Is Sharon really going to have Arafat killed?
Gwynne Dyer, Columnist, London
"Killing (Yasser Arafat) is definitely one of the options," said Israel's deputy prime minister Ehud Olmert last Sunday. "We are trying to eliminate all the heads of terror, and Arafat is one of the heads of terror." It is the first time in 15 years that a senior Israeli leader has openly called for Arafat's death, and it is not immediately obvious why he should do so now.
The recent round of violence that destroyed the June ceasefire, with Israeli targeted assassinations of Palestinian militia leaders alternating with Palestinian suicide bombings, had no direct connection to Arafat.

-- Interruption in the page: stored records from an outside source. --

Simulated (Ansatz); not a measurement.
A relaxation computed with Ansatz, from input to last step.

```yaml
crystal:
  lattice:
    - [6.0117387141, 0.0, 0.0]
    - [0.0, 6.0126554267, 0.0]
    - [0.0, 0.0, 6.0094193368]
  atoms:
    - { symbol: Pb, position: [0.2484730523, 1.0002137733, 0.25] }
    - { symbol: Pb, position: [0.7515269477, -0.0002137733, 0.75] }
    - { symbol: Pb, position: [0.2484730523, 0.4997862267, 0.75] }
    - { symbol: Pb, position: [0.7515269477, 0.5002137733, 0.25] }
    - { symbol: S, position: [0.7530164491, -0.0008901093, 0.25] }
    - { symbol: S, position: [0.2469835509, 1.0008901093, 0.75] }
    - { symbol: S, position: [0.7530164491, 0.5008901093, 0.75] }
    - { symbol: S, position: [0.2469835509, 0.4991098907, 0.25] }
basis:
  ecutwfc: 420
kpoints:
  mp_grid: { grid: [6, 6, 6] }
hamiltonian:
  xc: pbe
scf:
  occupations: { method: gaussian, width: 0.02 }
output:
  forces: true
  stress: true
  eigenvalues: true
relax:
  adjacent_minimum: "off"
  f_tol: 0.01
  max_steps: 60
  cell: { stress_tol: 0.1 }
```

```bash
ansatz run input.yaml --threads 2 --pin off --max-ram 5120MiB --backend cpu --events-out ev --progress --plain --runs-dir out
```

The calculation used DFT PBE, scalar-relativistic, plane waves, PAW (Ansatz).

As part of the concerted Israeli-American effort to sideline Arafat and create a more malleable Palestinian leadership over the past two years, there have been endless assertions by both Jerusalem and Washington of Arafat's continuing involvement in terrorism, and no doubt his intelligence services are aware of some of the militias' plans.
But there is no evidence that Arafat has collaborated with the extremists in their plans, nor that he could stop them even if he wanted to.
Olmert's argument skipped past all that and took Arafat's leading role in sponsoring terrorist attacks against Israel as a given. "From a moral point of view, (the assassination of Arafat) is no different from others who were involved in acts of terror.
It is only a practical question. What is the benefit? What will be the reaction?" Avi Dichter, head of the Shin Bet security service, even contended that killing Arafat would actually be safer than sending him into exile, because the furor would die down more quickly if the Palestinian leader were dead.
There is certainly a case for saying that Arafat should have died 15 years ago. His career as a terrorist was remarkably successful, bringing global recognition to the Palestinians as a distinct people with rights to at least some of the land of former Palestine.
But as a diplomat, and later as the elected president of the Palestinian Authority, he combined corrupt and nepotistic rule at home with hopelessly naive negotiating tactics with Israel. As Gen. Yusuf Nasser, newly nominated as interior minister in the PA government, allegedly told Arafat last week, he was "the most incompetent revolutionary leader in history."
Wishing Arafat dead is not the same as killing him, however, nor does any sane observer believe that murdering him would lead to a decline in terrorist attacks on Israel. On the contrary, as senior Palestinian negotiator Saeb Erakat warned last Sunday, "Militias (like Hamas, Islamic Jihad, and the al-Aqsa Brigades) would take over with machine-guns. The first thing they would do...is kill me, like the rest of the moderates." The people around Israel's Prime Minister Ariel Sharon are intelligent enough to understand that, so why are they toying with the idea of killing Arafat?
There is an interpretation of events, quite widespread among both Israelis and Palestinians, which argues that the extremists on the two sides act in tacit collaboration to prevent more moderate groups from successfully negotiating a compromise peace. The hard right in Israel makes the necessary noises about peace to placate Washington, but it does not really want to trade the Jewish settlements in the occupied territories for a peace it does not trust in any case.
Palestinian extremists, both Islamist and secular, are equally determined to thwart a two-state solution that leaves a demilitarized Palestinian state in a permanently inferior relationship with an Israel that still controls almost 80 percent of former Palestine.
Killing Arafat would destroy the civilian government of the Palestinian Authority and bring the militias to power, ending all pressure on the Israeli government for concessions leading to a peace agreement. There would be a storm of condemnation of Sharon's government at first, but the current U.S. administration would not abandon him under any circumstances.
And provided his coalition holds together, Sharon would then have almost four more years to thicken up Jewish settlements in the West Bank and wall them off from the remaining Palestinian parts of the territory behind his "security fence".
Nobody knows if this is now Sharon's intention, maybe not even Sharon himself. It would probably put paid to the hope of an Israeli-Palestinian negotiated peace for a generation, but that was never Sharon's dream anyway. As Hemi Shalev wrote in Ma'ariv on Sunday: "The government has placed a loaded gun on the table, and with the next terror attack, if and when it occurs, it is plausible that its only choice will be to shoot -- even if the main victim is Israel itself."